Diane Schwenke Column December 14, 2008
Public votes on zoning discourage investment
You cannot read a newspaper, listen to the radio or turn on the television these days without hearing about layoffs, foreclosures and the evaporation of retirement accounts. All of that economic uncertainty has caused consumers to close their wallets and put off major investments.
Businesses are susceptible to the same phenomenon, which is why the Grand Junction Area Chamber of Commerce has jumped into the fray regarding the zoning of the Brady Trucking property.
The chamber board in October voted to oppose any effort to drive zoning decisions by ballot.
It is an important distinction that this decision, while encompassing the Brady situation, is more inclusive than that.
While the perceived conflict between industrial and public use of the riverfront is, for many people, the main “event” and worthy of some discussion in its own right, it is also important to take a step back and look at the implications of the petition process currently under way in the city.
For the chamber board, the petition effort to change the decision made by City Council to zone the Brady property for industrial and industrial office use is an economic development and business-climate issue. Businesses, like individuals, need a degree of certainty in order to invest and grow in a community. It simply is not enough to have an adequate infrastructure, trained workforce and a suitable site. Any business that contemplates expansion or locating a new facility needs to know that if the rules are followed, it will be allowed to build.
With zoning decisions subject to voting by city residents, the message we send as a community is that, regardless of how well a business may comply with the already rigorous requirements of the development process, it might still be challenged at the ballot box. That may lead to the business also having to wage a full-blown political campaign to convince city residents that what it wants to do in a particular location is good for everyone.
A business like Brady, which has already invested close to $300,000 and three years in trying to get this project off the ground, would likely decide to not take the risk in the first place — opting instead to take its jobs and capital investment elsewhere.
There are even broader implications for any effort to plan for community growth if petitions that designate zoning are allowed to continue. In recent “Listening to Business” interviews with the private sector, “community-wide planning efforts” were identified as a major concern. That is not surprising in light of how much money these companies have invested in the Grand Valley.

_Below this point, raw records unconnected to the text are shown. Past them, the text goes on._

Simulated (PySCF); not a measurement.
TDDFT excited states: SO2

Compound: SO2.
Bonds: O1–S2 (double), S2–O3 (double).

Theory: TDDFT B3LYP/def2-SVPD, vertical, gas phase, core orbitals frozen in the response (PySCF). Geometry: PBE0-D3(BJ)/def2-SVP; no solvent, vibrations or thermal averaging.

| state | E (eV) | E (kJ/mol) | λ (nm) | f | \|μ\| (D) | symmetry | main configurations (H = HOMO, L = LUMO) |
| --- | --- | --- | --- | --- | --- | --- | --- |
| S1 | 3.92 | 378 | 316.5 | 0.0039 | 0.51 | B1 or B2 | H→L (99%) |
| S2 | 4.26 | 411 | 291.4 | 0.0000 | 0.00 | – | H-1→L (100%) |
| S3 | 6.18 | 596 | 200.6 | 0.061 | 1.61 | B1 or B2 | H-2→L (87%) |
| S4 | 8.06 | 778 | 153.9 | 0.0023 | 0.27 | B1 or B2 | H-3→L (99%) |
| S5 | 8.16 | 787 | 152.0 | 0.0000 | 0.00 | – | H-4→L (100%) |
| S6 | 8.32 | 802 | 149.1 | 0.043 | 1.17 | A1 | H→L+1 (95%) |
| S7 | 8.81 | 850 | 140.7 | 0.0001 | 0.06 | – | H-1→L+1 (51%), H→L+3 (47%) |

Defining how the community grows, where it intends to put future industrial, commercial and residential uses and where the public sector’s future investment in infrastructure is placed are the goals of the city’s comprehensive planning process. Being able to rely on the roadmap that emerges from this process will be seriously jeopardized if a group of neighborhood residents, affected by the “Not in My Backyard” syndrome — or NIMBY— chooses to ask voters to overturn such community plans. Indeed, in the Brady case, the land was zoned heavy industrial when it was in the county and shown as industrial in the current city growth plan and the most recent draft of the comprehensive plan.
Our government structure already has a series of checks and balances in place to ensure fairness in decision making by our elected leaders. If one thinks there has been a miscarriage of justice in a zoning dispute, there is the option to appeal the decision through the court system. If one dislikes the decisions of elected leaders then the option already exists to recall them or elect new ones at the next regularly scheduled election.
But asking voters to decide such matters adds an element of uncertainty and discourages community planning and business investments during a time when we are in particular need of both.
Diane Schwenke is president and CEO of the Grand Junction Area Chamber of Commerce. On behalf of the chamber, she recently filed a protest over the citizens’ petitions regarding the Brady Trucking decision.